WRT anystyle, it may be possible to bodge something together analogously to:

  1. run a citation through anystyle (e.g. Putnam, Hilary [1985] A comparison of something with something else, New Literary History, vol. 17, pp. 61–79.)
  2. We get back [{"author":[{"family":"Putnam","given":"Hilary"}],"title":"A comparison of something with something else","container-title":"New Literary History","volume":"17","page":"61–79","language":"en","issued":{"date-parts":[[1985]]},"id":"putnam1985a","type":"article-journal"}]
  3. We take a pre-generated sample citation of type article-journal and in it’s formattedBibliography replace the author, title, year etc by a naive text match (this is the bodge part)
  4. Run the search as usual.

But that does depend on the existing search being fuzzy, not crisp, because the odds of getting crisp input this way is minimal.

In principle it should be possible to extend anystyle to do style detection, but I’m not sure where we’d get a sufficient corpus to train it on.

Specifically about citeproc-js, it looks like the code is attempting to use xmldom.js to instantiate styles and locales for consumption by the processor. That’s no longer necessary. In a modern JS environment, citeproc-js runs faster against serialized XML straight from the disk.

There is also code in there for running the processor in Rhino. That should be removed. As Steve notes in the log, it’s 10x slower than node, there’s no reason to keep it around.

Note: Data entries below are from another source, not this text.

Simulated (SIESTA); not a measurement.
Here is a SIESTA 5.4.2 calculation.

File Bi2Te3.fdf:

There should be opportunities for simplification in pregeneration, JS and node have come a long way since the editor was written. A rewrite could be tough for the person that takes it on though. One problem would be to figure out what is going on with build.js, a generated file that seems central to pregeneration. Code comments point at a file example.build.js for hints on its structure and configuration, but no file of that name exists in the source. I guess you would need to reverse engineer the spec from the code and its output.

Thanks Frank, that’s super helpful. I was wondering why the style generation was so miserably slow, blaming it mainly on how the JSON is written, but this explains a lot.

While the pregenerated JSON file is large (7MB), it loads to memory in about 80ms. The larger cause of lag-time would be network latency. A couple of things could be done to improve things there. Simplest would be to normalize the entries (as in a database), assigning IDs to strings, then using the ID everywhere to avoid replication. Here’s what the gains from normalization of citation and bibliography output would look like:

total examples 21461
unique citations 3274 (potential reduction of 18187 strings, or -84.0%)
unique bibentries 16463 (potential reduction of 4998 strings, or -23.0%)

Together with shortened versions of some of the keys in the JSON (such as the style IDs), normalization could significantly reduce the bulk of data shipped to the browser.

Another optimization that would be more intrusive would be to classify the styles, and download data only for styles of a selected family (author-date, numeric, note, etc).

Edit: On a quick trial, it looks like normalizing IDs and shipping compact JSON would give you about a 34% reduction in size for the examples, if coupled with removal of the statusMessage element. That’s currently showing an error for only one style, (“Environmental Chemistry”, probably because it uses an unknown locale, “en-AU”).

Edit2: Normalizing the style IDs (i.e. by registering a numeric ID in cslStyles.json and using it in the examples file) brings the size of the file down to 3.4MB, less than half the current size.

I started a rewrite two years ago, but got stuck on names (especially the substitute suppression part): GitHub - larsgw/csl-js: Lightweight CSL Engine. It’s missing a lot of other stuff too, but the performance seems good so far:

csl-js

  • 12ms: importing
  • 38ms: parsing & loading (which can all be pre-generated and saved quite easily, currently ~93KB)
  • 0.5ms: engine instantiation
  • 3.5ms: bibliography formatting (one item)
  • 0.5ms: citation formatting (one item)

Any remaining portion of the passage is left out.